Golconda, 122m above the plain and 11km west of old Hyderabad, was the capital of the seven Qutb Shahi kings from 1518 until the end of the sixteenth century, when the court moved to Hyderabad. Well preserved and set in thick green scrubland, it is one of India’s most impressive forts, boasting 87 semicircular bastions and eight mighty gates, complete with gruesome elephant-proof spikes.
Entering the fort by the Balahisar Gate, you come into the Grand Portico, where guards clap their hands to show off the fort’s acoustics. To the right is the mortuary bath, where the bodies of deceased nobles were ritually bathed prior to burial. If you follow the arrowed anticlockwise route, you pass the two-storey residence of ministers Akkana and Madanna before starting the stairway ascent to the Durbar Hall. Halfway along the steps, you arrive at a small, dark cell named after the court cashier Ramdas, who while incarcerated here produced the clumsy carvings and paintings that litter the gloomy room.
Nearing the top, you come across the small, pretty mosque of Ibrahim Qutb Shah; beyond here is an even tinier temple to Durga. The steps are crowned by the three-storey Durbar Hall of the Qutb Shahis, on platforms outside which the monarchs would sit and survey their domains.

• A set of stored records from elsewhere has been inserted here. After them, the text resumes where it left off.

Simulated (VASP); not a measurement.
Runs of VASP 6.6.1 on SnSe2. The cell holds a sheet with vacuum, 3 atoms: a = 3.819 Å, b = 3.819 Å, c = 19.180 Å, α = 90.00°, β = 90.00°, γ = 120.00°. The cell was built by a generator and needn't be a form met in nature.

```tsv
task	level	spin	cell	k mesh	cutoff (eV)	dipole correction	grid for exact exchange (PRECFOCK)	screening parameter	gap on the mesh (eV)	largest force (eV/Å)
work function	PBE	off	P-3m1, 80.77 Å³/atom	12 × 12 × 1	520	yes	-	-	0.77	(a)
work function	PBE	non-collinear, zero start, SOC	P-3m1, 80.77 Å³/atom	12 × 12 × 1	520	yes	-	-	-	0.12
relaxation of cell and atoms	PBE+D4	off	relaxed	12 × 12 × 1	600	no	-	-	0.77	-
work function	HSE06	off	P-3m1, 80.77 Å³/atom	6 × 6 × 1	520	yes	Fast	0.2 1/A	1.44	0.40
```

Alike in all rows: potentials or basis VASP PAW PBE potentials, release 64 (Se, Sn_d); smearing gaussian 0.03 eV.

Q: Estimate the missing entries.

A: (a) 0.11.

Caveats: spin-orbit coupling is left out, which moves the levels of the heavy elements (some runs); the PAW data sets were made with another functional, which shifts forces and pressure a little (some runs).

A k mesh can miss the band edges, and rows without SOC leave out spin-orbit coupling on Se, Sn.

The ruins of the queen’s palace, once elaborately decorated with multiple domes, stand in a courtyard centred on an original copper fountain that used to be filled with rosewater. You can still see traces of a “necklace” design on one of the arches, at the top of which a lotus bud sits below an opening flower with a cavity at its centre that once contained a diamond. At the entrance to the palace itself, four chambers provided protection from intruders. Passing through two rooms, the second of which is overgrown, you come to the Shahi Mahal, the royal bedroom. Originally it had a domed roof and niches on the walls that once sheltered candles or oil lamps. Golconda has a nightly sound-and-light show.
There are 82 tombs about 1km north of the fort’s outer wall. Set in peaceful gardens, they commemorate commanders, relatives of the kings, dancers, singers and royal doctors, as well as all but two of the Qutb Shahi kings. Faded today, they were once brightly coloured in turquoise and green; each has an onion dome on a block, with a decorative arcade.